ACADEMY chains are being invited to City Hall today as Bradford Council looks to find a sponsor for a new school for children with special educational needs.

So far efforts to find a sponsor for the school, which would have space for 72 pupils, have been unsuccessful.

Now another “sponsor round” has been started, and the council hopes a sponsor can be found by December.

At a meeting of the Bradford Schools Forum yesterday, members were told that it is hoped that the school could hit its targeted opening date of September 2020.

Last summer it was announced that Bradford had secured funding for a new school for 72 young people, aged ten to 19, with special educational and mental health needs. The plan is for it to be built on the Rhodesway Playing Fields in Lower Grange.
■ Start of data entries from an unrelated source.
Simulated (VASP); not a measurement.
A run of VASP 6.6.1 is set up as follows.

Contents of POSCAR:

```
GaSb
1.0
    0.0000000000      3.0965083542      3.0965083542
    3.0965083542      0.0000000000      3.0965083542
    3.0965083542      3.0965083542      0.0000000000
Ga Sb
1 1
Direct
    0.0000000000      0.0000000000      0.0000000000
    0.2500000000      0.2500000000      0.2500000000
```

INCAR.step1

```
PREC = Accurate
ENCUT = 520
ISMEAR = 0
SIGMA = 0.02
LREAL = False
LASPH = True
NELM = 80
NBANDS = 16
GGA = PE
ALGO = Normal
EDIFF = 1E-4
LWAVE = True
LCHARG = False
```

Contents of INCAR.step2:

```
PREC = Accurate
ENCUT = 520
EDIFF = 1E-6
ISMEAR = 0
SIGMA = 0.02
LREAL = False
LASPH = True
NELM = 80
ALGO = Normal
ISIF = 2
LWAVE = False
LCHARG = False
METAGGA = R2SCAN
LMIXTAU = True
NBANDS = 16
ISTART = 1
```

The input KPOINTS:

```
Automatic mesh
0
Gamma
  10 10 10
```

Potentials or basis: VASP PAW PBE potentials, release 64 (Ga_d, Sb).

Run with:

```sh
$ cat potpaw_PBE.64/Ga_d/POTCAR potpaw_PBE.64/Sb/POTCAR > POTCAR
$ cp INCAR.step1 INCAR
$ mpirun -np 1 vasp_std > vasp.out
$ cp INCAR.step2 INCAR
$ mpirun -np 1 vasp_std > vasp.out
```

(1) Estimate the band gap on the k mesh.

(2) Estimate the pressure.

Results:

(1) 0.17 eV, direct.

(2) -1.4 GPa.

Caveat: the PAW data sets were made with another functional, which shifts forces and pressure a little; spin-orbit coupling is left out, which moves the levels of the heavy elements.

But the Council would need to find a sponsor to run the school - as government policy for new schools prevent local authorities from opening or running new schools themselves.

When the new school funding was announced, the Council said the new facility would offer “holistic, whole life services” based around education, family care and work-life support, and there would also be an on-site, 12-bed residential facility.

However, after the lack of success in finding a sponsor, the Council has had to change its specification, and members of the forum were told it has required a “review” the specification, and this could mean the authority runs some of the services.

The Schools Forum, made up of heads of schools throughout the distirct, were yesterday given an update on efforts to create more SEND spaces in the district.

Recent years have seen an increasing amount of young people in Bradford put on education health care plans, with the number rising from 2,145 in 2014 to 3,299 this year.

To create more spaces, the Council is in the process of re-designating two of the district’s Pupil Referral Units as special schools. Ellar Carr PRU in Thackley and Park Primary PRU in Westy Bowling, which currently both have high levels of students with special educational needs, are due to be re-designated in October 2019.

The forum heard that government failures to fund special educational needs places had left Bradford and other councils struggle to find the places they need. Chair Dianne Richardson pointed out that it seemed like SEND provision wasn’t a priority for government, adding: “Unfortunately for the government Brexit consumes everything.”

The sponsor engagement event will take place in City Hall at 1pm today.